Prepping the next generation to be up to their eyeballs in debt... hey at least you look good, right?
Posted Sep 13 2008 11:53pm
Today, I had a follow-up appointment at my Optometrist's office. As I waited for my name to be called, I perused the usual selection of magazines and came accross a real hum dinger that about sent me to the restroom to puke my guts out. Time Magazine is putting out a series of editions call Style and Design, needless today, it perpetuated a very narrow, narscissisitic viewpoint that quite frankly encapsulated what has driven our society to spend, spend, spend, with no regard to financial reality for the sake of the latest fashion, the newest electronic gadget or a whole other list of items deemed to help you fit in, at least for a few months.

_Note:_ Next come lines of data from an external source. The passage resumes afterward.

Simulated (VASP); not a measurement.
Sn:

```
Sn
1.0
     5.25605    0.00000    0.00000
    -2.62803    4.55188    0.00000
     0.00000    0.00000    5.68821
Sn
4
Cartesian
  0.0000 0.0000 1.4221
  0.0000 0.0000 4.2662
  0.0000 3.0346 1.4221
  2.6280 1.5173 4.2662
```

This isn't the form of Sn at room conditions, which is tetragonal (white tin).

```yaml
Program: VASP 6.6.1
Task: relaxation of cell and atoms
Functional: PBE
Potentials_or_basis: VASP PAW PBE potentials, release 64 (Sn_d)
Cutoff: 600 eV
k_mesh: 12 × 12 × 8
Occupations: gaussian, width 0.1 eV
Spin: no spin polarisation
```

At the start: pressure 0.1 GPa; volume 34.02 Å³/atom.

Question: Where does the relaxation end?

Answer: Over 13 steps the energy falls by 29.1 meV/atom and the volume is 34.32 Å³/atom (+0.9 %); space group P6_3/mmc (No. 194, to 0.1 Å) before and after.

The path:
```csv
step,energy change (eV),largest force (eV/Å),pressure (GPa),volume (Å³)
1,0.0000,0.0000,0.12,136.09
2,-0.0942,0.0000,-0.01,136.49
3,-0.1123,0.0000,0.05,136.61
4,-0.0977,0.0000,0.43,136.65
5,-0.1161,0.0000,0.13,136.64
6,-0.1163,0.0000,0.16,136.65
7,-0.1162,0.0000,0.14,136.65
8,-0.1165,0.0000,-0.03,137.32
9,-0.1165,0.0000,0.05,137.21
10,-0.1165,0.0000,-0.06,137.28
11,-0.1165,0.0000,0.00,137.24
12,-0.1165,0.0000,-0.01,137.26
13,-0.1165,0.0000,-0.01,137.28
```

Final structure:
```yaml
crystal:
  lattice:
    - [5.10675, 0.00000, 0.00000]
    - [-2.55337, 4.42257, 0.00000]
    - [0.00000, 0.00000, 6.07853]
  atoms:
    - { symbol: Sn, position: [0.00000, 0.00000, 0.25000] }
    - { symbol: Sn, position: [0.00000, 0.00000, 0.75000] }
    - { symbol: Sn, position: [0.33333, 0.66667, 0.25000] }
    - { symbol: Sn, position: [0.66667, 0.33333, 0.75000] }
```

What got me was an article in the magazine talking about the Millenial Generation (aka Generation Y, Internet Generation, "iGen", those born as early as 1981 and late as 2000). Stereotypes prevail of course - this generation has a sense of entitlement, without a sense of "working for it." Nothing pisses me off more than the psychobabble that was used to describe my generation, Gen X'ers. All a bunch of BS in my book, I along with many, agree to refuse to buy into it, nor do I think other generations should be subject to this same form of stereotyping. Not claiming my or any other generation is perfect, but each person should stand on their own and be judged acccordingly, not as a group.
So here is what set me off in this article in Time's Style and Design mag - I paraphrase - Millenials expect to have luxury items (gleefully described by the author as things such as a vacation home, the latest electronic gizmo and get this, a yacht) and don't feel they have to work for it. Great expectations set by Time. Give me a break! Yes its true in some cases, only because it has been drilled into the heads of generation after generation by ill-informed and disconnected reporters, writers and other members of the media. A self reinforcing cycle.
So, after I got home, I looked up Time's Style and Design Magazine on the internet, and found more gems, in an article titled " Downsizing Style" the author covers the fashion industry and how they are targeting little kids and babies to sell the concept of high (and overpriced) fashion as the new norm. Here are some gems from the article:
".....many boomer parents are not only richer but also ready to spend lavishly on their little darlings. The same people who casually shell out $800 for a Bugaboo stroller don't flinch at a $300 Little Marc cashmere sweater. As a result, sales of infant and toddler clothing have soared."
"....High-end department stores like Barneys and specialty shops like Fred Segal sell $150 Antik Denim, 7 for All Mankind and Rock & Republic jeans for toddlers, who will presumably outgrow them in a matter of months."
What!? What bubble are these people and Time Magazine living in, the magazine writes as if they have some moral authority, that this is somehow normal and we should all be striving to outfit our toddlers in $150 jeans?
OK, here is my beef, these elitist fashion types and magazines set the stage for not only the people that can afford their overpriced threads, but for the expectations, hopes and dreams of children, teens and young adults that have modest means. The parents that of course buy into this and enable participation in this narcissistic folly are equally culpable.
Here is the problem. Julie Sturgeon of Bankrate.com set the stage for why this "popular culture" propaganda is leading to the finacial demise of Gen X'ers and alot of other generations, in an article she wrote in 2005:
-Americans between the ages of 25 and 34 now boast the second-highest rate of bankruptcy followed by the 35 -44 group.
-The average credit card debt for those 25 to 34 increased by 55 percent between 1992 and 2001, with 24 percent of its income devoted to debt payments.
-Adults between the ages of 18 and 24 saw their credit card debt from 1992 to 2001 increase by 104 percent.
Time's perpetuation of the push to "spend at all costs so you can fit in" is just part of a larger societal problem (parents and young people share the blame) that has gotten, in my opinion, out of control, with personal debt rising year after year, expecially among young people, a respected publication like Time should have better sense than to continue writing this garbage.